Module 2: First-Class Functions and Expressive Python¶
Progression Note¶
By the end of Module 2, you'll master first-class functions for configurability, expression-oriented code, and debugging taps. This prepares for lazy iteration in Module 3. See the series progression map in the repo root for full details.
Here's a snippet from the progression map:
| Module | Focus | Key Outcomes |
|---|---|---|
| 1: Foundational FP Concepts | Purity, contracts, refactoring | Spot impurities, write pure functions, prove equivalence with Hypothesis |
| 2: First-Class Functions & Expressive Python | Closures, partials, composable configurators | Configure pure pipelines without globals |
| 3: Lazy Iteration & Generators | Streaming/lazy pipelines | Efficient data processing without materializing everything |
M02C03 – Intro to Laziness with Generators (“Don’t Build the List”)¶
Core question:
How do you replace eager, memory-hungry list comprehensions with lazy generators—so pipelines stay efficient, composable, and only compute what’s needed?

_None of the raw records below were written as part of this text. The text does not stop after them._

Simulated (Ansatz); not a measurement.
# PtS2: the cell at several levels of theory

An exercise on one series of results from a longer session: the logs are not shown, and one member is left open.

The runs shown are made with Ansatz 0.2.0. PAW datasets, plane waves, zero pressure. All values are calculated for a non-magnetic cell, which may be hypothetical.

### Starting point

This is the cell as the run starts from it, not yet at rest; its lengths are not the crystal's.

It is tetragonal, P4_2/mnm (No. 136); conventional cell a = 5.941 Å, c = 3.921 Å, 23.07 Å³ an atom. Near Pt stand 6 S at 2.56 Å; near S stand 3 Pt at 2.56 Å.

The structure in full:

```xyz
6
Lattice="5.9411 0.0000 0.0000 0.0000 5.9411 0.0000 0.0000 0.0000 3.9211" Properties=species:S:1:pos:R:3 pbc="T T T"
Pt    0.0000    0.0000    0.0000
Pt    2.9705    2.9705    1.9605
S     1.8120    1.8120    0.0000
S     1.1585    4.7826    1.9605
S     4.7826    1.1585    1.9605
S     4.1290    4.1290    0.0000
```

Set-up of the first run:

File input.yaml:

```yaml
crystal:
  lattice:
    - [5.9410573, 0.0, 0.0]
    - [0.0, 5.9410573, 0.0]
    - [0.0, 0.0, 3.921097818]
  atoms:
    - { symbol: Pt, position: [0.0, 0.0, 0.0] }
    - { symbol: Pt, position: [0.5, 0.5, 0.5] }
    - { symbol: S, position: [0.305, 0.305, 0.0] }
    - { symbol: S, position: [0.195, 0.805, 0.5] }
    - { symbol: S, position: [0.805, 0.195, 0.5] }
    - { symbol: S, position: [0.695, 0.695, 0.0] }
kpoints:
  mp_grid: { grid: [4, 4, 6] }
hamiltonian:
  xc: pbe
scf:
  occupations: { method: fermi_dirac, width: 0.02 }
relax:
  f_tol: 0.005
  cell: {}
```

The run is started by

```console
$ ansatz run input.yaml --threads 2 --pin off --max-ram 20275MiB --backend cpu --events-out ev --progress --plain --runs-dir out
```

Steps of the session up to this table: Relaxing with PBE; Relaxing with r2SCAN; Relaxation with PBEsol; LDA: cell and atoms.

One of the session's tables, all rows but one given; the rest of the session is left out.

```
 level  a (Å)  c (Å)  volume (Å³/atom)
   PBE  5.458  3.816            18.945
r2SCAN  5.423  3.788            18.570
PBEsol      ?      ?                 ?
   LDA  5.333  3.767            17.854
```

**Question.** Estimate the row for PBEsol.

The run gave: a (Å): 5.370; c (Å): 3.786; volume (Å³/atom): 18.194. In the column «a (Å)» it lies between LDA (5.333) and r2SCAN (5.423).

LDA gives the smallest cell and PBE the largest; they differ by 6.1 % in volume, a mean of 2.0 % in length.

This core introduces laziness with generators in Python:
- Treat data as on-demand streams rather than materialized lists.
- Default to generator expressions for lazy computation, no upfront allocation.
- Build on Core 1/2 for streaming pipelines.
We continue the running project from m02-rag.md—extending the FuncPipe RAG Builder—to ground every concept. This project evolves across all 10 cores: start with an eager, memory-bound version; end with lazy, scalable streams.
Audience: Developers from Core 2 using expression-oriented pipelines but still materializing large lists with [...] comprehensions, risking OOM.
Outcome:
1. Spot eager materialization in code and explain why it wastes memory.
2. Refactor an eager list comprehension to a lazy generator.
3. Write a Hypothesis property providing strong evidence of equivalence on finite data, including a shrinking example.
Runnability Note (Module 01 Snapshot vs Module 02 End-State)¶
Some “before” snippets in this core are hypothetical pre-refactor examples used for contrast. They are labeled accordingly and are not meant to exactly match a real snapshot. We refactor these shapes into the real Module 02 API as the module progresses.
For a real, runnable Module 01 codebase, use the module-01 tag worktree:
make worktrees- Module 01 path:
history/worktrees/module-01/ - Import path for Module 01:
history/worktrees/module-01/src/
1. Conceptual Foundation¶
1.1 Laziness with Generators in One Precise Sentence¶
Laziness with generators defers computation until values are needed, using
yieldto produce sequences on-demand—avoiding memory allocation for large or infinite data.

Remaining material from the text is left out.